Search code examples
regexpreg-matchuppercase

regex with uppercase words and dash


Given text strings such as these:

wikiradio 27/09/2012 - LE QUATTRO GIORNATE DI NAPOLI raccontate da Ida Gribaudi

wikiradio 10/04/2013 - DAG HAMMARSKJOLD raccontato da Susanna Pesenti

I am working at a regular expression to match only the UPPERCASE WORDS of the strings (i.e. "LE QUATTRO GIORNATE DI NAPOLI" and "DAG HAMMARSKJOLD"). My code is this:

$title = $_GET["title"];
if (preg_match_all('/\\b(?=[A-Z])[A-Z\' ]+(?=\\W)/',$title,$match)) {

process matched portion...

It works almost always, but when the $title string includes apostrophe+space or a dash, it doesn't. For example, uppercase words in these two titles are not matched.

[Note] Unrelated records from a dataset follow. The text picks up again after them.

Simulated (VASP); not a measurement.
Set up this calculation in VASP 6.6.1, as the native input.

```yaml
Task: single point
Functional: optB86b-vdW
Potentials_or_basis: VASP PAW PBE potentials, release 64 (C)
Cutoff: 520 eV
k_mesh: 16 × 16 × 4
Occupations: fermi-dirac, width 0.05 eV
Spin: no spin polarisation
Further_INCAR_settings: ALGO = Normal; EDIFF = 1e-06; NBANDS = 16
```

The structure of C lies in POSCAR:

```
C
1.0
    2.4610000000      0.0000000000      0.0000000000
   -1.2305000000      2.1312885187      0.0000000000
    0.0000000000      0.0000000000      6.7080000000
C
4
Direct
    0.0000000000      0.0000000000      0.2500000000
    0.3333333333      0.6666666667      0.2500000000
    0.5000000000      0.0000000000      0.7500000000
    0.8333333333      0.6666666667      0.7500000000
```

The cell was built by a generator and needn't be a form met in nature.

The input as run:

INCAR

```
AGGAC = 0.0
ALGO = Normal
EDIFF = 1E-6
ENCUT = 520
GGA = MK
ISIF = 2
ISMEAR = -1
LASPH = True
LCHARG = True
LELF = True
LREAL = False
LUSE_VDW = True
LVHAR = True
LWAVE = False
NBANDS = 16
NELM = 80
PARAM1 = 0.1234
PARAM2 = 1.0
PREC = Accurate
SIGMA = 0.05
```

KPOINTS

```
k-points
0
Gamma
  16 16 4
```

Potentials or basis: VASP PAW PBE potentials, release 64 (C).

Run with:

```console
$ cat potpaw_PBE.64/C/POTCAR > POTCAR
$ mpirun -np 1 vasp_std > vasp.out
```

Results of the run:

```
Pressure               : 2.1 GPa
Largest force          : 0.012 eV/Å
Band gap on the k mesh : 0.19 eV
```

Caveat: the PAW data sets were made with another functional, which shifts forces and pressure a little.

wikiradio 11/02/2014 - L'ABBE' PIERRE raccontato da Giovanni Anversa

wikiradio 22/12/2015 - JEAN-MICHEL BASQUIAT raccontato da Costantino D'Orazio

What am I missing?


Solution

  • Something like this may works for you:

    \b[A-Z].*?(?= [a-z])
    

    Regex online demo

    Legenda

        \b         # regex words boundary [1]
        [A-Z]      # any single Uppercase letter
        .*?        # Any char repeatead zero or more in lazy mode
        (?= [a-z]) # matches when the next 2 chars are a space and any single lowercase letter
    
    [1] regex word boundary matches between a regex word char '\w' (also [a-zA-Z0-9_]) 
        and a non word \W ([^a-zA-Z0-9_]) or at start/end of the string 
        (just like '^' and '$')
    

    Code demo on ideone


    Update

    An updated version that works using a white list of chars (we can't know it's all the possible one)

    (?m)\b[A-Z][A-Z '-]*(?= |$)
    

    The online demo of the updated version